This article would've been a bit cooler if the conclusion wasn't "switch from default allocator to jemalloc" but instead "use jemalloc to prove something is wrong in the default allocator and track down + find a fix for what's wrong in the default allocator"

Unless I misunderstood that the default Rust allocator, with high request bodies and concurrency, is always going to suffer unfixable heap fragmentation like displayed in the article?

I agree that there could have been a more satisfying conclusion, but it is worth noting that jemalloc isn't a panacea. I've seen issues similar to Svix in both Rust and C++ applications that were heavy on ephemeral allocations, and have fixed it by doing all of the following, depending on the specific process:

  * Switching from libc malloc to jemalloc
  * Switching from libc malloc to tcmalloc (dating myself a little bit)
  * Switching from libc malloc to mimalloc
  * Switching from jemalloc to mimalloc
  * Switching from jemalloc to libc malloc
  * Switching from mimalloc to jemalloc

Possibly others; I only want to list cases I'm 100% certain of.

Heap fragmentation is just a reality of some allocation patterns without a GC runtime.

One certainly can (and, in some cases, should) make their application more allocator-friendly, but - aside from some often-low-hanging fruit - this is a time-intensive process involving a bit of, for lack of a better word, arcane knowledge (I should inline all my fields and allocate on the stack as much as possible, right? Yes, well, except ...)

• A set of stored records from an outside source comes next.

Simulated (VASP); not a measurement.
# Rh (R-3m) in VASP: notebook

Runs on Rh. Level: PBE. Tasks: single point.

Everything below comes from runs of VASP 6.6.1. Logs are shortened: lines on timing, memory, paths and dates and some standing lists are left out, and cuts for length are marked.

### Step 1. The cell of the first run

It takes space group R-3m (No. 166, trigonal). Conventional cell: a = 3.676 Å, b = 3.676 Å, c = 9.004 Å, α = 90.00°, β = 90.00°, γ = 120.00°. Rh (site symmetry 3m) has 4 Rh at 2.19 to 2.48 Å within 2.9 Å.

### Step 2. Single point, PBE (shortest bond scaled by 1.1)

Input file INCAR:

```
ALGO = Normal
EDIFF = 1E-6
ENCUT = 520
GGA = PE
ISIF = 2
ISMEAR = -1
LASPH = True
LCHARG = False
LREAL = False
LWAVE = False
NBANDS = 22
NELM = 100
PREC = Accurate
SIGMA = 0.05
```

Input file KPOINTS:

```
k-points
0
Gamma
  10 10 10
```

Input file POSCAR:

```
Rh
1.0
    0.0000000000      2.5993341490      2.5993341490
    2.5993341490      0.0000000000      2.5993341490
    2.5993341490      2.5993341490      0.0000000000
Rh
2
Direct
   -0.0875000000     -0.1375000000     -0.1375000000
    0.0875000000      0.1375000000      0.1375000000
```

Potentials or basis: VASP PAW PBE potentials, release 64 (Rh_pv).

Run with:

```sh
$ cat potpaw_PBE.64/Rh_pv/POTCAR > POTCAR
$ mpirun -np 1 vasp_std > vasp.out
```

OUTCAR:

If you already have a halfway decent benchmark suite or workload generator, which you'll want for other purposes anyway, it's often a lot quicker to just try a few other allocators and select the one that handles your workload best.

scottlamb

> * Switching from libc malloc to tcmalloc (dating myself a little bit)

If you think of tcmalloc as an old crusty allocator, you've probably only seen the gperftools version of it.

This is the version Google now uses internally: https://github.com/google/tcmalloc

It's worth a fresh look. In particular, it supports per-CPU caches as an alternative to per-thread caches. Those are fantastic if you have a lot more threads than CPUs. I haven't checked if it's been adapted for the latest upstream kernel API, but there's also the idea of "vcpu"-based caches: basically rather than a physical cpu id, it's an (optionally per-numa-node-based) dense id assigned to active threads, so that it still works well if you have a small cpu allocation for this process on a many-core machine.